Fishers of Men

2009 September 6
by tanglethis

[N.b. Cleaning out my draft folder. . . this post and the next are not quite finished, but who knows when I'd get around to polishing them?]

A few posts ago, I mentioned that I’d gone to church. It was the first time in a long time; I have not been a believer for years, but I choose not to argue with my family on that subject and I don’t mind attending every once in awhile despite my ambivalence. I do admire reverence, and there are precious few opportunities to see it in everyday life. On the other hand, I am uncomfortable with some of the traditions, such as testimonials, and of course the emphasis on fathers, brothers, men of faith. Sometimes these words are figures of speech to describe relationships between men and spirits; sometimes they are taken as universal, just shorthand for all humans. But idioms have weight, and if Bible-based religion is frequently practiced in male-centered ways, this is in part shaped and justified by male-centered language.

I learned these idioms at one point in my life, along with many other small lessons about where I stood in the world. I was reminded at the small church I attended recently. The preacher there has a routine of improvising an “object lesson” in the sermon. He has a child from the congregation bring him a box of random objects from the child’s own possessions, and he improvises a lesson on scripture based on the objects. That Sunday, the child was his own daughter who shares my name, and her objects included a tiny electronic game on a keychain, a multicolored bracelet, and. . . a flashlight, maybe, I forget what else. I remember the electronic game because it had something to do with fish, and the lesson was about “fishers of men.”
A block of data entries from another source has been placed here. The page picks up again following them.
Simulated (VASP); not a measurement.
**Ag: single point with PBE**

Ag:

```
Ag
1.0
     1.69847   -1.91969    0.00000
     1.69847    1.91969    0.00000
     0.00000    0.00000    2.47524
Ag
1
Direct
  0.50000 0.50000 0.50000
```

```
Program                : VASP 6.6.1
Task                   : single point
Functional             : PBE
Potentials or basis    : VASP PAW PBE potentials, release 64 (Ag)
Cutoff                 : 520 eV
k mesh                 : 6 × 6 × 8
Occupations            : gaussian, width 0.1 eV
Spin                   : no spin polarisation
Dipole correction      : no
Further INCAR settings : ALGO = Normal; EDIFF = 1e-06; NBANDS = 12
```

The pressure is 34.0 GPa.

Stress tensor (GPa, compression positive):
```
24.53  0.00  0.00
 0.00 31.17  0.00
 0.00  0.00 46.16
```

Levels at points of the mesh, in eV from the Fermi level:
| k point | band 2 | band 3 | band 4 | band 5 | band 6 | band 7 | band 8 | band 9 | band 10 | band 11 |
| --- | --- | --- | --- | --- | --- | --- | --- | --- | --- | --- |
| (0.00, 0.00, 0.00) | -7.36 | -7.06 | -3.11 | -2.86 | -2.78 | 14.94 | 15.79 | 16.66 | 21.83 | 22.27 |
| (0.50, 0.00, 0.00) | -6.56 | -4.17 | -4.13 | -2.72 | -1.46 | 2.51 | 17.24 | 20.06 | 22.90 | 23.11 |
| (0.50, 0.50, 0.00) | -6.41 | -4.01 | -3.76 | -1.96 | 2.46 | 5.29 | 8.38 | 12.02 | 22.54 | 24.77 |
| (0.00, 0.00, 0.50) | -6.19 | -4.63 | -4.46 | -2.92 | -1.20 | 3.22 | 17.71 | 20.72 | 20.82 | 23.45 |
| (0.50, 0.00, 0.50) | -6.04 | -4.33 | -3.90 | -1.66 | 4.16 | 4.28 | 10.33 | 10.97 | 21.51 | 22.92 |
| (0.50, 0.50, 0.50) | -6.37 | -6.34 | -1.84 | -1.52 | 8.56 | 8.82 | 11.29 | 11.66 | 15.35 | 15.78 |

“Fishers of men,” as you may or may not know, comes from the Gospel of Mark: Christ walks along the Sea of Gallilee and says to the men fishing there, “Follow me, and I will make you fishers of men!” This is generally taken to be a call to evangelism: follow my teachings, and teach them to others. There are a number of other biblical references to casting nets in a similar metaphor: apparently you’ve got to go out and catch men to bring them into salvation. Always men: the stories show Christ teaching to a few women and a few women in turn teaching others, but New Testament metaphors tend to be about men and traditionally masculine tasks.

That Sunday, the preacher reiterated the gospels and after he had connected all of the objects into a lesson, he engaged his young co-star in a call-and-response. I forget the specifics here as well, but it went something like this: the preacher would repeat his point about the flashlight, and say something like “we must be bringers of. . .” and the child, nervous (after all, she was improvising too) would fill in the blank: “. . . light.”

I do remember, vividly, that he began “Jesus calls us to be fishers of. . . ” and held the microphone to her. She answered, in a sweet questioning voice, “. . . men?”

I think it is well worth questioning.